NWAnews.com :: Northwest Arkansas Northwest Arkansas Times

Elkins residents to vote on proposed sales tax in August

Posted on Friday, May 16, 2008

URL: http://www.nwanews.com/nwat/News/65226/

ELKINS — The city might step up its sales tax by a penny come Aug. 12.

On Thursday night, the Elkins City Council unanimously voted to hold a special election that day to let citizens choose whether they want to have the 1-cent sales tax increase to pay off $ 1. 9 million in sewer bonds to replace the city’s main line along Arkansas 16.

Mike Lemaster, chairman of the Water and Sewer Committee, said the group basically wants to replace the 40-year-old, 8-inch line that runs from one end of the city to the other with a 14-inch line.

“ When you (dig ) a hole in the ground and take up that pipe, you better prepare for your city to expand, ” Lemaster said about upgrading the line.

He said the project is long overdue, describing the section of line recently viewed by the committee as “ Swiss cheese-like. ”

The city needs to pass the tax because the sewer line currently sits in the Arkansas Highway and Transportation Department’s right of way, Lemaster said, and if the department ever widened Arkansas 16 the city would have to scramble for money to move the line.

According the Arkansas Department of Finance and Administration, Elkins is one of three cities in Washington County that has a 1-cent sales tax. Elm Springs and Lincoln are the other two. Every other city has at least a 2-cent sales tax levied. Prairie Grove is at 2. 25 cents.

Don Zimmerman, a spokesman with the Arkansas Municipal League, said there is not a specific limit on how much sales tax a city can levy. The highest sales tax levied by a city in Arkansas is 4 cents, he said.

City Attorney Danny Wright said that if the tax passed the council would have to pass a resolution dedicating the income to the bonds and that the city probably wouldn’t see the extra income until 2009. He said that after the $ 1. 9 million was paid off, the city could dedicate the tax to another bond issue if the water and sewer system needs one.

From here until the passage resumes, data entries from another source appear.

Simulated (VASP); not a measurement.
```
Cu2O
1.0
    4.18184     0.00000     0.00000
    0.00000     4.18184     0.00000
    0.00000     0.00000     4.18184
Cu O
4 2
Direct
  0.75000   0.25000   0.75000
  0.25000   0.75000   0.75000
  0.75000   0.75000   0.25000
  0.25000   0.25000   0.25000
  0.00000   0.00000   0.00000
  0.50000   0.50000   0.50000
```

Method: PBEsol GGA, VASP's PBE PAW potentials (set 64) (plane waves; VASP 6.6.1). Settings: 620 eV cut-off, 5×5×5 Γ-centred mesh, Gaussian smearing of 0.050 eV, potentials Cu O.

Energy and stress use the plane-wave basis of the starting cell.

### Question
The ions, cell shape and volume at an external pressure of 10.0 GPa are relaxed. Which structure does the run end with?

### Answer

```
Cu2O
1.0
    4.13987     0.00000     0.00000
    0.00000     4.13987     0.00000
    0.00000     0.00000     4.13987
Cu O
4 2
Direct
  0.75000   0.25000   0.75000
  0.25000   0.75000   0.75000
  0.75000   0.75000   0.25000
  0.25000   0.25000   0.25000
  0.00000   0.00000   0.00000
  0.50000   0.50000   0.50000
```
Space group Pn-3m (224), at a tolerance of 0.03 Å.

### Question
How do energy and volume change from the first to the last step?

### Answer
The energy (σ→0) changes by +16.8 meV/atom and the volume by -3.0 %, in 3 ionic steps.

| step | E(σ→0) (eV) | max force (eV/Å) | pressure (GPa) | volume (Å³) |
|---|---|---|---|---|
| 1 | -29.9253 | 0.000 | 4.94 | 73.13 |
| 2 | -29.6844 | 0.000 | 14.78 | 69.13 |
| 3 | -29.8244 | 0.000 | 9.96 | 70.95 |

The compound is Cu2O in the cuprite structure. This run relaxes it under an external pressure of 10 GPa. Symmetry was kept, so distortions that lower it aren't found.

Lemaster said that will probably be the case because the city would only be replacing its freshwater pipes and a few other pipes, like the one that goes under the White River, will soon need replacing. The Water and Sewer Department currently does not have the income to handle that many big projects, he said.

“ We have no funding other than the income we make off of sewer rates, ” he said.